The final evening sales of the year in London yielded reassuring results for the Old Masters market.
Sotheby’s put on a modest-sized but successful sale that was anchored by works from four private collections—those of the Marquess of Lothian, the Forbes Collection, the Rutter Collection and the Von Lenbach Collection.
Italian paintings fared well on the night. From the Von Lembach collection, a 15th-century Sienese gold-ground work, Flagellation (1441), by the Master of the Osservanza, climbed past its upper estimate of £600,000 and sold for £1.2m (£1.4m with fees) to a representative from Moretti Gallery, following a lengthy bidding battle with Robin Katz, the son of the dealer Daniel Katz. Meanwhile, from the Forbes collection, Lorenzo Lotto’s recently discovered Portrait of an Architect (1540s) fetched £340,000 (£416,750 with fees), while Titian’s Portrait of Two Boys, said to be members of the Pesaro Family (around 1544), sold for £1.8m (£2.1m), the fourth-highest auction price for the artist.
Eighty percent of lots exceeded their pre-sale expectations, pushing the sale total of £12.2m (£14.8m with fees), comfortably above the £7.9m-£11.9m estimate. “The collections at the core of the sale provided a good backbone,” said Alex Bell, the co-chairman worldwide of Sotheby’s Old Master painting department, after the sale. Such a high number of works selling above estimate might seem unusual in an Old Masters sale, but bidders were spurred on by some very conservative pricing. “With works that have been off the market for hundreds of years, there is no real indication of their value,” Bell says, “and there is also less pressure from the vendors.”

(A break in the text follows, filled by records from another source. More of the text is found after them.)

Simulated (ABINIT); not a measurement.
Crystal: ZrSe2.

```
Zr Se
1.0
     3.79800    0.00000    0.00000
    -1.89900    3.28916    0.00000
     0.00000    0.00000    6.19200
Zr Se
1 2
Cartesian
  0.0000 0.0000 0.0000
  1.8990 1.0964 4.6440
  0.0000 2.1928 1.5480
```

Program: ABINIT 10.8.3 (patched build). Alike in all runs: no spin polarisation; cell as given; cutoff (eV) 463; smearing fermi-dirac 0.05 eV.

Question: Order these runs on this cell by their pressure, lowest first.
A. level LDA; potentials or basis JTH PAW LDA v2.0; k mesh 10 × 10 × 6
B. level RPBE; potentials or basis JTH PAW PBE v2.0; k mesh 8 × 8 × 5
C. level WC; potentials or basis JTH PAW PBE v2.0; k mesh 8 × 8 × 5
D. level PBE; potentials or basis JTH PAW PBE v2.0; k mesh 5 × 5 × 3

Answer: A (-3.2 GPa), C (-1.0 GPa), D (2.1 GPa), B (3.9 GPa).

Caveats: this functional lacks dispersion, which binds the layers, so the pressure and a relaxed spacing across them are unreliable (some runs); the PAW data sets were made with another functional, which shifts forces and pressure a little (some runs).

On the following evening, Christie’s made a marked improvement following a disappointing sale this time last year. Against an initial estimate of £13.6m-£20.3m, the house fetched £10.1m £12.2m (with fees), selling 80% of its lots. The only reason the total was below estimate, however, was because the evening carried two casualties: Bernardo Bellotto’s painting of the Fortress of Königstein (around 1760; est £2m-£3m) failed to find a buyer, while the star lot of the evening, a small sketch by Goya of a Woman and Two Boys by a Fountain (1786-87; est £4m-£6m), was pulled by its consigner Borja Thyssen Bornemisza at the last minute. The latter's absence means the house's revised sale estimate was £9.6m-£14.3m.
Nevertheless, there were plenty of shows of strength. Jacob Jordaens’ The Holy Family with an angel (1625-26), which carried a modest estimate of £500,000-£800,000, ended up selling for £1.5m (£1.8m with fees), and auction records were set for François Clouet, Corneille de la Haye, Jean Decourt, Battista Zelotti and and Judith Leyster. The latter’s rediscovered self-portrait (painted around 1650) fetched £400,000 (£485,000 with fees). The world expert on Leyster had searched for this rumoured portrait all her life, in vain, until she finally found it in the Christie’s catalogue. Christie’s staff said she had tears in her eyes when she finally saw it in person.